Click here to email members of the Historic Preservation Board (HPB) and ask them to re-think the current draft ordinance.
“Especially in politics, any relationship between the effect of policy, the goal of policy and the stated goal is often incidental to the point of randomness.” Holman Jenkins Jr.
In this post I analyze the stated goals, actual goals, and the effects of our current and draft historic preservation policy.
Stated Policy Goals: “It is the policy of the city to promote the educational, cultural, and economic welfare of the public by preserving and protecting historic structures, sites, portions of structures, groups of structures, manmade or natural landscape elements, works of art, or integrated combinations thereof, which serve as visible reminders of the history and cultural heritage of the city, state, or nation.”
Actual Policy Goals: Based on input from supporters of the proposed historic preservation ordinance at the May 7th meetings the actual goals are;
- To require you to comply with arbitrary redevelopment requirements from an appointed city board where a majority of neighbors arbitrarily define your neighborhood as “historic.”
- To require you to redevelop your home in ways your current neighbors find acceptable (referred to as “neighbor rights”). Keep in mind that we already require objective standards and that the proposed ordinance will subject many more property owners to the arbitrary opinion of an appointed board influenced by neighbor opinion (this has nothing to do with “history”).
- Use the force of law to obstruct the demolition and replacement of homes against the will of the owners.
Actual Policy Effects:
- Both the existing and more so the proposed ordinance chase away viable candidates for voluntary historic designation by requiring arbitrary control of redevelopment and demolition by the Historical Preservation Board. Presuming you loved and wanted to preserve the historic aspects of your home, would you voluntarily turn over your flexibility to redevelop your home to an appointed board who could veto any and every request?
- Requests for historic designation have been used to manipulate property values in bankruptcy. See this letter from SunTrust concerning a home put on the Winter Park Register of Historic Places during bankruptcy litigation.

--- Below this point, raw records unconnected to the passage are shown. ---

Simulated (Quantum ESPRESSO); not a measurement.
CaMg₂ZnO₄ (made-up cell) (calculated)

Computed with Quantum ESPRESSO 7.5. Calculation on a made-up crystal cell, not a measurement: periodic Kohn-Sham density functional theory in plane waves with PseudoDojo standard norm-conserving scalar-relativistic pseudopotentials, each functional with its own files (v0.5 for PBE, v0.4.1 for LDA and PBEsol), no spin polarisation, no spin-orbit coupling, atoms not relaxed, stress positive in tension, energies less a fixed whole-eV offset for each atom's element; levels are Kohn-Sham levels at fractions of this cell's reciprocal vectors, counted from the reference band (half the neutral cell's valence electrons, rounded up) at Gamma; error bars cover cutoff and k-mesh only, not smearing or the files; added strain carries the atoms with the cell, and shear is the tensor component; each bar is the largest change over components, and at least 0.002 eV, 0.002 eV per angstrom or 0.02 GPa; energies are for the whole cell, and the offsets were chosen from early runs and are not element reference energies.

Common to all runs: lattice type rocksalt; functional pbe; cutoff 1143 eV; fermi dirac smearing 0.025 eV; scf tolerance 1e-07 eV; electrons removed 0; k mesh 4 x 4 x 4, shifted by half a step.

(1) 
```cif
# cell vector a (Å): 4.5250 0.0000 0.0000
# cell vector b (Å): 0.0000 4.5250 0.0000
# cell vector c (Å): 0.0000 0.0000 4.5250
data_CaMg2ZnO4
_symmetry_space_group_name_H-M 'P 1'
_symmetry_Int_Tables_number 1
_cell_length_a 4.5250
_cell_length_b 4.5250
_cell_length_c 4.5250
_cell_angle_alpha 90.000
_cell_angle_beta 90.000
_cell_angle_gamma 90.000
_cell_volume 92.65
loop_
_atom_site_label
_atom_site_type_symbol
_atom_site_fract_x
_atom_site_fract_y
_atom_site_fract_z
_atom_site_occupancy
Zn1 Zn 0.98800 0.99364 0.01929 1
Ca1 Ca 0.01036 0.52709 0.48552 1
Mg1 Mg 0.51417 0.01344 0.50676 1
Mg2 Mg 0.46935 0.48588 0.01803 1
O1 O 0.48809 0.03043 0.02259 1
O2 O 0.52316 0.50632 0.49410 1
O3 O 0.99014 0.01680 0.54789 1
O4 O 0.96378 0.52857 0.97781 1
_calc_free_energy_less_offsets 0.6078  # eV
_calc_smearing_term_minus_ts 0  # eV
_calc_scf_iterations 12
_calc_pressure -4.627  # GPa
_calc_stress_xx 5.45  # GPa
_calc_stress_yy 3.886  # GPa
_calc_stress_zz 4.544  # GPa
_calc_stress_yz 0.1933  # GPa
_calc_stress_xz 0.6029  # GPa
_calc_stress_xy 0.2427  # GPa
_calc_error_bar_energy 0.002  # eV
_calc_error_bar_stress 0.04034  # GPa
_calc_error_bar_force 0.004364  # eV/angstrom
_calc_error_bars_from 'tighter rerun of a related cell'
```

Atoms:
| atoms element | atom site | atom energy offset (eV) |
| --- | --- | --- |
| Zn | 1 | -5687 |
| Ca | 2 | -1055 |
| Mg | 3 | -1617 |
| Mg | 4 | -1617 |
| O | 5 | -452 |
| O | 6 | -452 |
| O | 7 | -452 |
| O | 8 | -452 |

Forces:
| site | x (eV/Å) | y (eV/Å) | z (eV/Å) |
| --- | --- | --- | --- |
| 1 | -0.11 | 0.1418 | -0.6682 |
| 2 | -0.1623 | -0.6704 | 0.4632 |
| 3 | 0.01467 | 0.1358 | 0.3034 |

- Arbitrary and lax standards are used to approve requests to be listed in the Winter Park Registry of Historic Places and in districts. See these homes currently included in the Virginia Heights East Historic District. Where is the sense of “district” that serves as a visible reminder of our history and culture? What other areas in the city credibly offer an opportunity to have a real sense of “district?”
- Property owners with historic status obtain variances to redevelop in ways not available to other property owners and not otherwise available as hardships through the Board of Adjustment. The variance process is arbitrary and results in inconsistent results, some of which impose on neighbors through extraordinary setback variances. See this example (1520 Glencoe) and this example (500 N. Interlachen).
- Districts are created through gerrymandering votes, forcing properties no reasoned person would consider “historic” into the arbitrary Historic Preservation Board review requirements. See this example of the Virginia Heights East district. The originally proposed district was much larger and failed to meet the 67% approval threshold so supporters downsized the district to capture 30 homes where 20 owners had already voted for formation of a district. See these pictures of all the homes on Highland Road within the Virginia Heights East Historic District. Do you see a consistency of design or architectural value across properties that justifies a sense of “district?” Note that only some of the homes on Highland Road are formally “in the district” but that they are all in the same neighborhood. The proposed 50% voting threshold will only enlarge these arbitrary districts and force many more property owners under Historic Preservation Board control (pitting neighbor against neighbor and likely resulting in more law suits against the city).
Where, exactly, does our actual experience with Winter Park historic districts under the current or proposed ordinance “serve as visible reminders of the history and cultural heritage of the city?”
If we are going to be serious about historic preservation we need much higher standards to define what is truly historic, we need the voluntary cooperation of owners of properties that are truly historic to seek historic designation, and we need to stop trying to compel owners into an arbitrary approval regime for redevelopment and demolition.
Finally, if there are properties people in this city care deeply about then start raising private funds to bid on them when they become available and turn them into public places as has been done with Casa Feliz and Capen House (note that most homes designated “historic” in Winter Park are private – no one can visit without the owner’s permission). If you care about the historic nature of your home do what Anne Saurman did and propose it for inclusion in the National Register of Historic Places in addition to the Winter Park Register. These examples are real historic preservation, they are voluntary, and they are constructive.
We should look at the reality and develop a reasoned, voluntary, and constructive historic preservation policy that focuses on quality over quantity.